Part of me misses the bland, sugary gloop of this strange, anglicised version of Cantonese cooking, as it’s the taste of innumerable childhood family celebrations, and who could forget the shock arrival of a platter of sizzling beef or the first taste of deep-fried ice cream.
But of course the foodie in me is thrilled by the recent explosion of Asian restaurants in the city that try, with some success, to bring us the flavours of Chiang Mai, Georgetown or Chengdu. Inoodle, La Yuan, Thai House Café, Osaka and the recently re-located Chilli Padi are all well worth a look. And now there’s another, with the sweetly named Meet & Treat.

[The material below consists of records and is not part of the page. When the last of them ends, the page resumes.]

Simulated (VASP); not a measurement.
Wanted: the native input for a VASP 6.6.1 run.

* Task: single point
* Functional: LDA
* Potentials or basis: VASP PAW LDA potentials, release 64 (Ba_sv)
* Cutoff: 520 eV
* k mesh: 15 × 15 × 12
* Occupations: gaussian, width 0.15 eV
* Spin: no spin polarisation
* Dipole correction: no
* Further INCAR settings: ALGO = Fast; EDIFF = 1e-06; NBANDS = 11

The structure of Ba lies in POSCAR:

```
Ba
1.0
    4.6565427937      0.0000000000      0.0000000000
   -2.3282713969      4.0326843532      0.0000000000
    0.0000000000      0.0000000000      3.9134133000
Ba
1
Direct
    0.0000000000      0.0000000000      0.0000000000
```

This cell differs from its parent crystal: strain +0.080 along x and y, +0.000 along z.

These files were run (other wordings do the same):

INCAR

The menu is, frankly, something of a puzzle, which is fitting as so is the inspiration for this restaurant. The website describes a “Taiwanese Gua Bao and Noodle House”, but also claims inspiration from the “quirky coffee and tea houses of Penang”, which, at least when I last visited, was in Malaysia.
The menu travels even further, for, alongside the noodle soups and steamed buns that you might reasonably expect, there are also eggs Benedict and Mexican chicken wraps, which you certainly don’t. Over two enjoyable visits, we focused on the former, rather than the latter.
By afternoon or evening, this super-cute café is a lovely spot in which to fritter away an hour or two. The décor is, like so many new places here, all exposed brick, ducts, filament bulbs and mismatched furniture. But there are also interesting trinkets, board games, outbreaks of plant life and a really prettily tiled floor. But enough of the surroundings; on to the food.
Prawn har gow were as they should be, which is to say pillowy little dumplings of light stodginess busting with sweet chopped shrimp.
Vegetable gyoza were also very decent, fried to a crisp light tan and packed with finely shredded vegetables. I got a bit excited when it looked like the mayo accompanying the latter was the sesame-flavoured Japanese Kewpie stuff (seriously: track it down, you need it in your life), but no such joy.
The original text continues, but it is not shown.